It's Cold, Your Baby Should Be Wearing More Clothes

Scenario: A woman at the coffee shop pauses to coo over your baby. “Oh, but it’s chilly in here,” she says. “You should have a hat/pair of socks/jacket on him!”

  • Strategy: You could argue with Ms. What To Wear all day about how it’s 70 degrees outside and your baby is just fine, thanksverymuch, but what’s the point? Reassure her that you have the situation covered (even if you don’t actually have anything extra in your diaper bag, because she’ll never know the difference).
  • Your response: “He’s fine right now, but I do have an extra hat/pair of socks/jacket in my diaper bag just in case.”

You Should Be Breastfeeding

Scenario: As you’re preparing your baby’s bottle for an impromptu feeding at the park, a stranger makes small talk with you before informing you that “breast is best” and formula is bad for babies.

  • Strategy: It’s easy to fall into a debate with someone over the breastfeeding versus bottle-feeding issue even though it’s not anyone’s business but your own. Don’t engage the “breast is best” crowd; you don’t owe them an explanation.
  • Your response: Stay calm (even if you’re fuming) and respond with a confident assertion like “We’ve chosen to formula feed and her doctor says she’s perfectly healthy,” or a simple “We’re doing what’s best for our family.”

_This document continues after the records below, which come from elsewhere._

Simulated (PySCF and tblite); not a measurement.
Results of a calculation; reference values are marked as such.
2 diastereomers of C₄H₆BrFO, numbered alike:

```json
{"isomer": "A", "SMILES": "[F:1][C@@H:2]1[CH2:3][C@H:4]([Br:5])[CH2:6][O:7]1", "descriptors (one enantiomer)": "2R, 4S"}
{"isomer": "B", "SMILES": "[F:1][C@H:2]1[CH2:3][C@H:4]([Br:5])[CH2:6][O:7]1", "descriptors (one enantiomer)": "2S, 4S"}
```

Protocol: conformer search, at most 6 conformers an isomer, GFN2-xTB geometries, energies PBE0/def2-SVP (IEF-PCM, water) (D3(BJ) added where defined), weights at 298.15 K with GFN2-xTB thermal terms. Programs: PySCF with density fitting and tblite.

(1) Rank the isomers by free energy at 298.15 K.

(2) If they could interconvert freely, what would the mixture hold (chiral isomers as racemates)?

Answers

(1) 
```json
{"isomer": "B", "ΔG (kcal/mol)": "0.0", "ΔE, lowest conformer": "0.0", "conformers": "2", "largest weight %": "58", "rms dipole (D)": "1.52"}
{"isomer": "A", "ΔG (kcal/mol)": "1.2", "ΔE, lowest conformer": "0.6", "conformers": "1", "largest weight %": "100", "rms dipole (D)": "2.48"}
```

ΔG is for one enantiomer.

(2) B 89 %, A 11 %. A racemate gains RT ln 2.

You Should Be Bottle-Feeding

Scenario: Your baby is fussing while you try to breastfeed her (again). Your mom says, “You should just give her a bottle! That’s what I did with you.”

  • Strategy: No one likes to see a new mom struggling. Assume your mom (or anyone telling you to “just” give your baby a bottle) is giving you permission to make your life a little easier. You don’t need their permission and you don’t have to take their advice, but tell them you’ll consider it and they’ll probably let it go.
  • Your response: “I’m sticking with breastfeeding for now, but I’ll keep it in mind, Mom.”

Rude and Inappropriate Comments

Your Baby Is Such a Flirt

Scenario: The woman in line behind you peers over your shoulder, making silly faces at your baby. When he smiles back, the woman remarks that he’s “such a flirt!” and you feel kind of icky about it.

  • Strategy: If you're put off by the insinuation that babies have sexual preferences involving flirting or attraction, that's understandable. But unless you’re super comfortable engaging in a conversation about why that language is problematic in the middle of the grocery store, acknowledge the compliment hidden within without endorsing the talk of flirtation.
  • Your response: “He does have a great smile!”

Your Baby Is Chubby

Scenario: The mechanic at the auto body shop jokingly calls your baby “fat” or “chubby.”

  • Strategy: Your baby doesn’t understand criticism yet, but this one could still sting ... for you. A polite dismissal is fine the first time this type of comment is made, especially if the offender is a stranger; but if the hits keep on coming or the person making them is a family member, you may need to lay down a firmer boundary by asking that weight-related talk be off the table.
  • Your response: “I think he’s perfect just the way he is.”

You Still Look Pregnant

Scenario: Your brother-in-law arrives to visit your new baby and makes a not-so-funny crack about how you still “look pregnant” or “kept all your baby weight.”

  • Strategy: Never underestimate the power of humor, so if your relative can dish it out and take it in return, alleviate the tension with a joke or two. If not, you can still educate him on the very real toll that carrying and delivering a baby takes on a woman’s body. Maybe he doesn’t know that yet, and he’ll treat the next postpartum woman he meets with a little more respect.
  • Your response: You’ll want to throw a board book at him, but resist the temptation. Instead, remind him what you were doing for nine months, i.e. growing and nourishing a living human. What has he done lately? (Okay, including that last part is up to you!)

A Word From Verywell

Sometimes an awkward question or inappropriate comment is an innocent mistake, an oversight in the part of our brains that tells us what’s socially acceptable. In those cases, having a sense of humor, some extra patience, or the ability to swiftly change the subject is all you need. 

On the other hand, some people know where the social limits are and choose to push them anyway. It’s best to handle those people as respectfully but confidently as possible: state your position, thank them for their input, but close the conversation to debate. Rinse and repeat. If bad behavior continues, you may need to have an honest chat about boundaries.